Edythe Perlick

Edythe Perlick
Edythe Perlick.jpg
All-American Girls Professional Baseball League
Left fielder
Born: (1922-12-12)December 12, 1922
Chicago, Illinois
Died: February 27, 2003(2003-02-27) (aged 80)
Pompano Beach, Florida
Batted: Right Threw: Right
Career statistics
Games played 851
Runs 441
Home runs  18
Runs batted in 392
Stolen bases 481
Batting average.230
  (761-for-3302)
Teams
Career highlights and awards

Edythe Perlick [Edie] (December 12, 1922 – February 27, 2003) was a left fielder who played from 1943 through 1950 in the All-American Girls Professional Baseball League. Listed at 5 ft 3 in (1.60 m), 128 lb., she batted and threw right-handed.

Overview profile

Perlick has been listed as one of the Top 20 AAGPBL Players of All Time, according to baseball researcher Sharon L. Roepke.[1] A three-time All-Star, Perlick is often described as a multifaceted five-tool player. She was able to hit for average and power, was a smart and speedy baserunner, and combined fielding abilities with a strong and accurate throwing arm.

Early life

A native of Chicago, Illinois, Perlick grew up in a German family in northwestern Chicago. Her father worked as an accountant. She had one sister, Jean, and a brother, Allan. At age 12, Perlick played volleyball and fast-pitch softball in the Chicago city leagues. She later competed in softball tournaments after graduating from high school and attended teachers college for one year.[2]

Birth of the AAGPBL

In February 1943, Philip K. Wrigley founded the All-American Girls League. Wrigley, a chewing gum manufacturer and owner of the Chicago Cubs Major League Baseball club, materialized his idea as a promotional sideline to maintain interest in baseball as the World War II military draft was depleting major-league rosters of first-line players. Ann Harnett became the first girl signed by the league for its inaugural season, being followed by Claire Schillace, Perlick and Shirley Jameson.[3]

AAGPBL career

Perlick enjoyed many firsts in her illustrious baseball career. She was one of the original 60 players in the league, and her team, the Racine Belles, won the first AAGPBL Championship Title in 1943, defeating the Kenosha Comets three games to none. She also became the first left fielder to be included in the All-Star Team, a distinction that she repeated in 1947 and 1948.[4]

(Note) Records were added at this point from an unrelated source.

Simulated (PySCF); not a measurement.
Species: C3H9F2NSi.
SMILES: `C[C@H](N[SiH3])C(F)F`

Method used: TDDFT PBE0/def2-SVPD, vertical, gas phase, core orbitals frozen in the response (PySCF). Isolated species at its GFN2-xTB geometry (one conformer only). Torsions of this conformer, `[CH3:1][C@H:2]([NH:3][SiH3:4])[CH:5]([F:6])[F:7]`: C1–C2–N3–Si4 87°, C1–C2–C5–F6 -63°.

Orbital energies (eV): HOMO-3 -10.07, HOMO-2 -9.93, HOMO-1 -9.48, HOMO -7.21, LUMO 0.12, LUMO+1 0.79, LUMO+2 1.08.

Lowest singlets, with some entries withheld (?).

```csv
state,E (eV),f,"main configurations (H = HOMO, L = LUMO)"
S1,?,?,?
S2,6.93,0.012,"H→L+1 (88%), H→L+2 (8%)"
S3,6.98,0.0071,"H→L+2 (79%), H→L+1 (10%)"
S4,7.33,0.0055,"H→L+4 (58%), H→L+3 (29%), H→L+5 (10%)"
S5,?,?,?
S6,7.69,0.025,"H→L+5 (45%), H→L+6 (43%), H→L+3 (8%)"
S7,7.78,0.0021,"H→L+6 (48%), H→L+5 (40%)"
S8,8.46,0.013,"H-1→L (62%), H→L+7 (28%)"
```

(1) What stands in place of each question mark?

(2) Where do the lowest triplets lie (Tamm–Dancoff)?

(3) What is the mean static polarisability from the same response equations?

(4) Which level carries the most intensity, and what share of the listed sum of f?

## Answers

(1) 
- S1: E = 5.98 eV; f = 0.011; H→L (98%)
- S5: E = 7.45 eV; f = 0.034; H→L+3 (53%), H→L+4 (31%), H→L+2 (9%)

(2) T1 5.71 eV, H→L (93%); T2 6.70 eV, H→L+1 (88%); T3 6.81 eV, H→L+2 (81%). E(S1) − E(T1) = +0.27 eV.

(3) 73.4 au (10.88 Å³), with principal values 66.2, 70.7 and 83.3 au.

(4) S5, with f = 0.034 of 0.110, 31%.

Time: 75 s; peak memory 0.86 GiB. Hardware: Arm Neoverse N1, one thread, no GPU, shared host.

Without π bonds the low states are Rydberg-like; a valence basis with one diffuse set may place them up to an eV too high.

In an eight-season career, Perlick was a .240 hitter in a pitching-dominated league. In her rookie season, she batted a career-best .268, which was the league's 12th highest average among regular players. She collected 481 stolen bases in her career, but perhaps her best quality was her timely hitting in clutch situations. Usually, she led the Belles in runs batted in, driving in a career-high 63 runs in 1944 to set a Racine season-record, leading again led the Belles in 1945 (41), 1948 (51), 1949 (41) and 1950 (59). She averaged 49 RBI in each of her eight seasons, and her 392 career RBI ranks her sixth in the All-Time list.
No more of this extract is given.